The daughters, granddaughters and great-granddaughters of Democratic President Lyndon B. Johnson — JFK’s successor and one of Texas’ most formidable politicians — also summered at Camp Mystic, per Texas Monthly.
James Baker, who served as chief of staff to Republican Presidents Ronald Reagan and George H.W. Bush, sent his daughter and a granddaughter to Camp Mystic, the outlet added.
While attending Southern Methodist University, future first lady Laura Bush was a Camp Mystic counselor, years before she married George W. Bush, who would serve as Texas governor he, like his father, became president, according to Texas Monthly.

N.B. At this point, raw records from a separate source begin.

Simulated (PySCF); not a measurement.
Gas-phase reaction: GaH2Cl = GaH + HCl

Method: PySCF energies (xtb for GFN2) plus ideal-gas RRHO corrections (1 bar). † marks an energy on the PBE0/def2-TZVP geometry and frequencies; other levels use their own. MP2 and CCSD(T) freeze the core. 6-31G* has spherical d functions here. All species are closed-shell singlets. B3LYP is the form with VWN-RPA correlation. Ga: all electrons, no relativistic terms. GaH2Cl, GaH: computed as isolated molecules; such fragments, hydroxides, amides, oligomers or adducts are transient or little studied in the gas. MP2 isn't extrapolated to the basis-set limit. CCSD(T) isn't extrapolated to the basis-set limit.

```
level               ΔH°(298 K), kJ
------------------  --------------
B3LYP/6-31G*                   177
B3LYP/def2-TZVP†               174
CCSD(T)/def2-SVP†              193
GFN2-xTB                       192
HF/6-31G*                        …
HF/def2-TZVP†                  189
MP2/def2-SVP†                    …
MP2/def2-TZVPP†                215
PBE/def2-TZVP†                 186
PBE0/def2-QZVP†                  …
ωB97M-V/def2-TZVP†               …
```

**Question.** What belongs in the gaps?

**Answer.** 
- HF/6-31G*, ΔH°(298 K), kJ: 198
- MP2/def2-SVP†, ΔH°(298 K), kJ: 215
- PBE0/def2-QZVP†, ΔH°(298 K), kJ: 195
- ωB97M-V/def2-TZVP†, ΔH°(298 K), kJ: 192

Campers would go on to “become executives for Neiman Marcus, dance with London’s Royal Ballet, own a Gymboree franchise in the former Soviet Union, or marry well and become the kind of intensely focused volunteers who would probably be happier as CEOs,” the outlet wrote.
“I don’t care where my goddaughter goes to college, but I do care where she goes to camp,” Mystic alum Catherine Jones told a reporter.
Camp Mystic, which will celebrate its 100th birthday next year, was founded by EJ “Doc” Stewart, a former head football coach at the University of Texas, in 1926, according to its website.
Its mission is “to provide young girls with a wholesome Christian atmosphere in which they can develop outstanding personal qualities and self-esteem,” its site added.
Aside from when the federal government leased Camp Mystic as “a convalescent camp for Army Air Corps veterans of World War II” between 1943 and 1945, it has operated continuously since its founding, according to the Texas State Historical Association.